A Dust-Trapping Ring in the Planet-Hosting Disk of Elias 2-24

TL;DR

This study provides high-resolution evidence of dust trapping in a bright ring of the Elias 2-24 protoplanetary disk, revealing insights into dust dynamics, turbulence, and potential planet formation processes.

Contribution

It offers the first detailed analysis of dust trapping and grain size distribution in Elias 2-24's disk using high-resolution ALMA data, constraining turbulence and gas-to-dust ratios.

Findings

Larger grains are more efficiently trapped in the ring.

Turbulence parameter constrained between 8e-4 and 0.03.
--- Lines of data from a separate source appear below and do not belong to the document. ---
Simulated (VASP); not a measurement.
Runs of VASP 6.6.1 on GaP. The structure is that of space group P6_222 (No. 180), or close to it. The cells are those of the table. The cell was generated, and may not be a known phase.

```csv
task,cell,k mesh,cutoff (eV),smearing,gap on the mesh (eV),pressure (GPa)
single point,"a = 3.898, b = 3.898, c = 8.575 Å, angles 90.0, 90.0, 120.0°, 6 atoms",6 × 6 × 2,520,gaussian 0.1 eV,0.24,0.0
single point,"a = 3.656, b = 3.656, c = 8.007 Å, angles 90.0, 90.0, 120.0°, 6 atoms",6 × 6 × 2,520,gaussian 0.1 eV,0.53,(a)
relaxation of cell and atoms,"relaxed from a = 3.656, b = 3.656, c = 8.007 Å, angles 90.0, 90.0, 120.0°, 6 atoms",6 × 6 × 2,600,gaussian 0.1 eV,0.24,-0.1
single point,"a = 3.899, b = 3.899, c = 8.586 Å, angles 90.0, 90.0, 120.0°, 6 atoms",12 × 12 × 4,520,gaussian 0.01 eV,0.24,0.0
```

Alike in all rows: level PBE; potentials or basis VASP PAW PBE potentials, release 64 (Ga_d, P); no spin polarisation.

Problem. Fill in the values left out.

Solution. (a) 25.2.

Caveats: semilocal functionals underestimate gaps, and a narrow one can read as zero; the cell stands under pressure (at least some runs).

Disk mass estimated at approximately 1.38e-3 solar masses.

Abstract

Rings and gaps are among the most widely observed forms of substructure in protoplanetary disks. A gap-ring pair may be formed when a planet carves a gap in the disk, which produces a local pressure maximum following the gap that traps inwardly drifting dust grains and appears as a bright ring due to the enhanced dust density. A dust-trapping ring would provide a promising environment for solid growth and possibly planetesimal production via the streaming instability. We present evidence of dust trapping in the bright ring of the planet-hosting disk Elias 2-24, from the analysis of 1.3 mm and 3 mm ALMA observations at high spatial resolution (0.029 arcsec, 4.0 au). We leverage the high spatial resolution to demonstrate that larger grains are more efficiently trapped and place constraints on the local turbulence ($8 \times 10^{-4} < \alpha_\mathrm{turb} < 0.03$) and the gas-to-dust ratio ($\Sigma_g / \Sigma_d < 30$) in the ring. Using a scattering-included marginal probability analysis we measure a total dust disk mass of $M_\mathrm{dust} = 13.8^{+0.7}_{-0.5} \times 10^{-4} \ M_\odot$. We also show that at the orbital radius of the proposed perturber, the gap is cleared of material down to a flux contrast of 10$^{-3}$ of the peak flux in the disk.